Sunday, February 07, 2010

The Jenner JR7-X Test Run fizzle... :(

Welcome!

I have just about finished with the image cleanups. The Lyran Vees are nearly done. I am sad that I had to reduce them from 2+ megs each to a little under a meg, but it was that or I would still be plugging away at the first one. Essentially, I have to pour white paint into the spaces that are filled with bluish grey artifacts. Got it tuned just right. So last night I buckled down and despite freezing fingers, knocked out four vees – the Panzerfaust, the Montgomery II, the Ural and the Stingray. I've already finished the Lyrans and have started on the Periphery - not as many there, but just as fussy. [Update: I finished all the remaining vehicles this evening! All that remains is a tank with Ian Stead and some background work by Lee Madison and the images will done as well].

Click on the images to see why I do this.

The old Monty II:



And the clean version:



Our layout man responded when I sent him the cover art – he has been down with the flu, something we can all relate to in one way or another. He should have something soon.

Jenner Test - Meh. And it's not the 'Mech's fault

Today was the day I was to test out the new Jenner. I got two machines and joined the Word of Blake (WOB for short) for an afternoon. Unfortunately, I assisted in planning a defense that was so effective, nearly all of our esteemed foes (the High Rollers) were trapped on the far side of a large minefield which got bigger each turn.

We began laying it at the start of the game – after all, we had to protect the artillery to our rear which was bombarding another battlefield several mapsheets away. And we did it. But our layered defense (similar to that used by the Soviet Union in WWII) wore the High Rollers down to the point where they actually called it a day and left with just one WOB Sniper artillery unit destroyed out of four emplacements (two Long Toms and two Snipers).

Great, huh? Well, not so great from my perspective. Sure, the High Rollers met with defeat for a change. Unfortunately, our defensive strategy included holding our light shooty ‘Mechs in the backfield behind big buildings until the enemy crossed the minefields. My two Jenners rushed out once, plastering an Orion with no less than five MRM-10 launchers (each doing six points) and four medium lasers between them. I drew them back after that and they never saw action again. Our foes chose to retire.

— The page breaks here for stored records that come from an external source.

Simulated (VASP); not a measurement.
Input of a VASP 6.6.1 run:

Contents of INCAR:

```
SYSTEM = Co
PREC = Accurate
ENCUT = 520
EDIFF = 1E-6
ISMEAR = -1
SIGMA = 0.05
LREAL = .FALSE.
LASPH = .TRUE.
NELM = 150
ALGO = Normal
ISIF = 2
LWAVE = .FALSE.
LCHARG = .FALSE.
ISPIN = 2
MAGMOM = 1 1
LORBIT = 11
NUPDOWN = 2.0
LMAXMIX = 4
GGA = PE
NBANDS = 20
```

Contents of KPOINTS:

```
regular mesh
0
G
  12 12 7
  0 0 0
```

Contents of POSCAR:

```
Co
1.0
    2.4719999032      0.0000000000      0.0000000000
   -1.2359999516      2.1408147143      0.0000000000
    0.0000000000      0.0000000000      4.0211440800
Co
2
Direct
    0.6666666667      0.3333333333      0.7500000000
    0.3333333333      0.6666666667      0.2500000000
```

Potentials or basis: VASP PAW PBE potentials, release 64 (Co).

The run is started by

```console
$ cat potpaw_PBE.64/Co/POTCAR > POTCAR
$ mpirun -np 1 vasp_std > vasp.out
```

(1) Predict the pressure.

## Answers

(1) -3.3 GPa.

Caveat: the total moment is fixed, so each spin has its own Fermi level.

I think the mission profile is good and so is the machine, but again, urban combat just isn’t a good place to test these little guys. There really isn’t much data with which to work.

Would anyone out there be willing to seriously test this design for me in an actual game? Shoot me an email: ssatak AT yahoo.com.

To my mind, two of the High Rollers could have penetrated our defenses by jumping over them – the Templar and the Nightsky were choice for this. They would have to deal with our backfield, but would probably have honorably acquitted themselves and nailed for at least two more artillery units before going down. Sure, they’re a loss, but that’s what ejection seats and credits are for, right? If I had been working the ‘players’ side that is what I’d have tried. But then, Chris might not have deployed that minefield and stuck to the plan if I wasn’t there. No telling what might have happened, I guess.

There’s not a lot happening with airsoft, but maybe I will have more next time. Weather has been uncooperative to say the least. The only problem I have with our current wooded play area is that come summer, it will bloom and begin blocking the pathways. Furthermore, you won’t be able to see folks until you are right on top of them – there is precious little cover right now with the leaves all fallen, but that will change. Well, maybe we’ll have picked up some new tactics by then, too.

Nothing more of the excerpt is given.